I miss London. I miss knowing where I am; I miss feeling like I know what my next three moves will be rather than shuffling my bewildered pawn reactively round this strange city. Today we met the agent who will find us somewhere to live in Manhattan. Maybe Chelsea, maybe the West Village or maybe the Upper West Side; wherever it will be it will cost a fortune.
Still, we made some significant progress today by working out how to use the subway with the buggy. The trick I learned on-line was to go through the turnstile and then push the gate open from the other side. An alarm will sound. Ignore this, no-one will pay it any attention and this is considered reasonable and acceptable behaviour. This is a major success.
It's New Years Eve so time to reflect.
We have been together nine years. In the beginning it was very different. We were staying first in Herne Hill and then Streatham. We lived out of one room with no opportunity for any time alone. South London trains are none too convenient and I often preferred to take the early train, getting out at City Thameslink and walking to Bishopsgate. I often passed through St Pauls at six in the morning pondering our situation. J was temping so work was uncertain and I was on a one-year contract at ABN with no guarantee that it would be extended. We were of course still in a fortunate position but it didn't feel like it and everything seemed fragile.

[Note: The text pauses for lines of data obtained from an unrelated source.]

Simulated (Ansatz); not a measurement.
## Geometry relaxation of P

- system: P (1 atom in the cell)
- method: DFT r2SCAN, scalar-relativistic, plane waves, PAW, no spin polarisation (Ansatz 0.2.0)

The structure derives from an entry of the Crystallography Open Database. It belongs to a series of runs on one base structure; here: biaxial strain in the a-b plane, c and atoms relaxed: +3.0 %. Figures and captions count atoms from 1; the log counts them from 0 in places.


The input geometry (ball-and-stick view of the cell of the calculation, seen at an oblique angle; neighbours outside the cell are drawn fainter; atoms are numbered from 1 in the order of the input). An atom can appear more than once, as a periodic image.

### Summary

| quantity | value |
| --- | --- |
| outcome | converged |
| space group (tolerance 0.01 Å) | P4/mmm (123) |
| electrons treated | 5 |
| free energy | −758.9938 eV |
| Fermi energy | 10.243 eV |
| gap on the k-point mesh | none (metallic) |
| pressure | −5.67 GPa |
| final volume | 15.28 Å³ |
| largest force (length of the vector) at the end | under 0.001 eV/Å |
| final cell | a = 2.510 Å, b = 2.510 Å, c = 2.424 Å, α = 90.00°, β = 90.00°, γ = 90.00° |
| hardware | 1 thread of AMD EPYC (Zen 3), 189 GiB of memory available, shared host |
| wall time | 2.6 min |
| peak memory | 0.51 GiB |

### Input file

Yet nine years later I was again walking through St Pauls on the way to work. This time we were living there in the corporate apartment awaiting this big move. Now we are here we are once again likely to be living in a very tight space, this time not alone but with our daughter and dog.
My favourite song about London is Waterloo Sunrise. It conveys a real sense of the physical place; the dirty old river and the swarming hordes through Waterloo underground. Lately though I had taken the role of the narrator, content not to go out wandering but to observe the sunset.
New York gives me a different role - I am now in the bright lights, feeling a little dizzy to be sure but feeling excited.
2011 does not look to be a promising year for many people. There are a lot of uncertainties and insecurities, particularly for work life and its knock-on effects. Everything has to be paid for eventually and the teenagers applying to university next year are understandably aghast at being handed the bill by a generation that grew up with no fees, full grants and secure employment.
I have a hope, a Micawberish hope perhaps, that something better will turn up. The future is an undiscovered country and only time will tell what we find.
As I gaze on New York sunset and I consider my family, my good fortune, I am in paradise.